PRS: Year One


PIKE ROAD, AL (WSFA) -By Hannah Lane, Reporter / Anchor

The end of the first school year is wrapping up for Pike Road Schools. “It’s been a great year,” exclaims Dr. Suzanne Freeman, superintendent of Pike Road Schools. Looking back over the past year, Freeman says it hasn’t always been easy.

“It was challenging for people,” claims Freeman. Besides the fact that this was the very first year for the school system, Pike Road Schools doesn’t teach traditionally and instead follows the method of what’s called project based learning.

“Project based learning makes learning authentic for children and they can see application of what they are doing to other things, so it motivates them and draws them in,” explains Freeman. After our interview with Dr. Freeman, we ran into a parent who also is an assistant at the school.
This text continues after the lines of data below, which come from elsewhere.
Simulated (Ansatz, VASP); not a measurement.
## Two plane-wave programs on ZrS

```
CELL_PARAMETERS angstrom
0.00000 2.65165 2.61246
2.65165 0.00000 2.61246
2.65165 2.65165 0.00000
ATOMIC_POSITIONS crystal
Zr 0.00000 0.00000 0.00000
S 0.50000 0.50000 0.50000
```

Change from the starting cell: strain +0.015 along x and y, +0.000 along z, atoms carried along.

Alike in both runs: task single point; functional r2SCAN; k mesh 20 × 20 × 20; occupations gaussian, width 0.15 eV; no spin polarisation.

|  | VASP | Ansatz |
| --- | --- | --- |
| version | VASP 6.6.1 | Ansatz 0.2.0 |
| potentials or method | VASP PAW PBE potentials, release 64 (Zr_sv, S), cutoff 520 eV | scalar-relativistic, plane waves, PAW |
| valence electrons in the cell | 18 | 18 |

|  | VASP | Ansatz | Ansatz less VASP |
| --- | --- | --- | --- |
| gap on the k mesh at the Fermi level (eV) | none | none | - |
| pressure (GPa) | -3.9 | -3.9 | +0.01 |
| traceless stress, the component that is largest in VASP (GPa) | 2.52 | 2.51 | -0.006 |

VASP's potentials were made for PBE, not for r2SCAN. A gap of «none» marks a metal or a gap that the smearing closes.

“My biggest concern is what is that child learning in that classroom,” says Candice Longnecker. Longnecker has a first grader, fourth grader, and sixth grader at the school. She also serves as a teacher’s aide in fifth grade. She says at first she was concerned with the learning style and admits that’s actually why she spent every day at the school. “All my worries went away because the teaching is so fantastic,” said Longnecker.

Yet even with the teaching style, Freeman says there is a learning curve for everyone and the system plans to not only assess students as they do now, but give older ones actual grades for them to have on record. Freeman say there are other things the school system is working through as they look towards next school year.

“A few areas where we are going to have a little more structure for kids is be clear about expectations for them. We have some stragglers and then we have some children who are above grade level. We want to make sure we are meeting the needs of all those children. I think we have done a good job on that, but I think there is still room to do a better job on that,” says Freeman. Superintendent Freeman says a major challenge has also been the overcrowding. She says they are at 1,144 students, which is more than what they were expecting and educators had to get creative with space.

She says they are working on that though, adding modular pods. Seventh, eighth, and a new grade for the system next year, ninth grade, will use that space.